Born in Ecuador but raised in New York City, Montero heard plenty of bolero – the ubiquitous romantic music of Latin America - as well as cumbia, rock, and African music that adds up to the transcontinental swirl of sounds that underpins Cuñao.

“We’re quite deliberately an acoustic band with warm textures in the music,” Montero says. “I want to keep it that way. In our early days the sound was more electronic, but this truly evokes all the emotional aspects in the material, even when the songs are more upbeat.”

Cuñao originally came together in 2010, gradually developing and morphing over the next four years into the current five-piece lineup. But the band’s history also informs its present.

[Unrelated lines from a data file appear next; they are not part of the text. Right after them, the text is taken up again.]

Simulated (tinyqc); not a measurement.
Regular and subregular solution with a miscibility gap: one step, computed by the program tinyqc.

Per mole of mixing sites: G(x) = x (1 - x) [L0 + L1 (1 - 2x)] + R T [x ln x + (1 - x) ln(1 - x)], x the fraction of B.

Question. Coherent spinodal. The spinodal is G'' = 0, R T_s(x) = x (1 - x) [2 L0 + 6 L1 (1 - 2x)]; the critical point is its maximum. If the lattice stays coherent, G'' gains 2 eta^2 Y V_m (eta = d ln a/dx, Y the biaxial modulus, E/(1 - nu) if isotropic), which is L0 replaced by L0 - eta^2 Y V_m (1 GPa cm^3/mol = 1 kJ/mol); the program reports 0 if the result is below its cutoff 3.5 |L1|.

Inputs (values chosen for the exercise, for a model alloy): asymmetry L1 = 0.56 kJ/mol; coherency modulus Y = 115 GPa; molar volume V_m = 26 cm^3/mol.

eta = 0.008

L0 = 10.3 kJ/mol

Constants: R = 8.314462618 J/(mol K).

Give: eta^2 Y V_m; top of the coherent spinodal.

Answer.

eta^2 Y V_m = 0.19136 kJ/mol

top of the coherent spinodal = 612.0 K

“The first four songs on the album are all old tunes from those early days,” says Montero. “They’re pieces we’ve kept playing live and greatly rearranged, like “Mas Alla” and “La Oveja Negra.” And they work better in this setting, it brings out the intimacy inside them.”

The move to this acoustic sound has been organic, a path traced by the band’s releases. After Trabajo Y Ron in 2011, where Latin folk merged with beats and electronica, the 2013 EP Los Testigos offered a deliberate glance over the shoulder to vintage Latin folk. It was followed by another EP, Llano Lllanero, Lloron, which explored cumbia. That release won Cuñao The Examiner Magazine’s 2013 L.A. Music Critics Award for Best International Release, while one of the cuts, “Mi Periquito,” was featured on From Dusk ‘Till Dawn: The Series on the El Rey network.

But Sangre Y Arena finds Cuñao quite literally looking at another landscape. The title, which translates as ‘Blood and Sand,’ was inspired by the desert that surrounds the band’s Los Angeles home.

“The area is a big part of our inspiration on this record,” Montero says. “The desert and the city helped bring this band together and we want to credit it. It’s even there on the cover, which Josel Cruz, our bass player, designed.”

The desert resonates across Sangre Y Arena. It’s not only there in the heat or the lonesome sound, but in the songs themselves. “Niños Del Desierto,” for instance, transports the listener right out into the unforgiving wilderness where death can be a heartbeat away.

“A few years ago I saw a program about kids crossing from Mexico into the U.S.,” Montero recalls. “They’d be caught, then housed in facilities near the border. The images shocked me. The temperatures there are brutal, everything is horrific. I started to think about the kids who attempted that journey but didn’t make it. The song is about one of them. I wanted it to be musically very sparse and light, an innocent contrast to the seriousness of the lyrics.”

The song is in the direct line of nueva canción, political yet personal. It’s a story, beautifully drawn, with a stark reminder that not all tales end in happily-ever-after. “Saana,” too, tells a story of America, but this time from the perspective of an African immigrant.

“That’s the most orchestrated song on the album,” Montero notes. “We added percussion and saxophone. It all began when Wilfried Souly, a dancer-musician and West African drummer from Burkina Faso who lives in L.A. asked me to write something for a show he was doing called Saana. It means ‘Foreigner,’ and the lyrics are made up of African proverbs about foreigners that I translated into Spanish. What it highlights is that we all have many of the same experiences, no matter where we start, and I think showing that is important.”

Connections and empathy. The things that make us human. Montero leads with his heart as a writer. He tells his stories, he draws us in. And through his music he draws people together and holds up a mirror for us to see ourselves. There’s a great deal of beauty to be found in the sand and the blood.